N'Ko (ߒߞߏ‎) is both a script devised by Solomana Kante in 1949, as a writing system for the Manding languages of West Africa, and the name of the literary language written in that script. The term N'Ko means I say in all Manding languages.

The script has a few similarities to the Arabic script, notably its direction (right-to-left) and the letters which are connected at the base. Unlike Arabic, it obligatorily marks both tone and vowels. N'Ko tones are marked as diacritics, in a similar manner to the marking of some vowels in Arabic.

Kante created N'Ko in response to what he felt were beliefs that Africans were a cultureless people, because before then, no indigenous African writing system for his language existed. N'Ko came first into use in Kankan, Guinea, as a Maninka alphabet and was disseminated from there into other Mande-speaking parts of West Africa. N'Ko Alphabet Day is April 14, relating to the date in 1949 when the script is believed to have been finalized.

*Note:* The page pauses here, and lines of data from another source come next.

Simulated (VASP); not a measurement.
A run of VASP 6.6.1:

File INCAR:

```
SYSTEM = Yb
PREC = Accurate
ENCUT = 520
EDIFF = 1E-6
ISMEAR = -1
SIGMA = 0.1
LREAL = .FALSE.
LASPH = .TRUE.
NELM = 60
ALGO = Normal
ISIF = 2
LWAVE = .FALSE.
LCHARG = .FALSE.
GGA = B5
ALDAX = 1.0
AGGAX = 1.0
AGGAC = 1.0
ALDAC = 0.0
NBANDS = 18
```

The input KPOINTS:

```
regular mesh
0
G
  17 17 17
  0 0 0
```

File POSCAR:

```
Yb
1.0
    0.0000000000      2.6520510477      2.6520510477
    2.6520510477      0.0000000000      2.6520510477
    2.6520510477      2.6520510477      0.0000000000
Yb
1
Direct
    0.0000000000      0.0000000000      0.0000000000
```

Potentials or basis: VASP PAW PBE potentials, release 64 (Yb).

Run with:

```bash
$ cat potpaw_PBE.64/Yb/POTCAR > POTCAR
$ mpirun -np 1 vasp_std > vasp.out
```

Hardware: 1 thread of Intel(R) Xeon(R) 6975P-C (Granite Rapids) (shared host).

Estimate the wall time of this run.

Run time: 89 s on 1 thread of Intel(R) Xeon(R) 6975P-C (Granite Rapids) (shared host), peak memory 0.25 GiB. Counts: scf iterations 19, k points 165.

The introduction of the alphabet led to a movement promoting literacy in the N'Ko alphabet among Mande speakers in both Anglophone and Francophone West Africa. N'Ko literacy was instrumental in shaping the Mandinka cultural identity in Guinea, and it has also strengthened the Mande identity in other parts of West Africa.

New findings on N'Ko came to light through the investigation of an anecdote by French officer Colonel Malenfant, who spoke of a mysterious script written in June 1791, in Boucassin, (near Port-au-Prince, Haiti) by a Saint Domingue colony slave named Tamerlan. Literate and a former priest in his home country, Tamerlan wrote down the name of his writing in 3 letters that Haitian researcher Rodney Salnave judged to be N'Ko. If this writing was indeed N'ko, it would imply that the N'ko writing was at the very least two centuries older than believed and that Souleymane Kante did not create the N'Ko alphabet in 1949 ; he only revived it from files that his family brought from hometown Segou, Mali. If this is the case, the original inventor of N'ko may have been future Bambara king Ngolo Diarra, who, in his youth, studied in Timbuktu, Mali, in early 1700's, but not as a Muslim, rather as an animist who became priest to Biton Mamari Coulibaly, founding King of the Ségou Bambara Empire.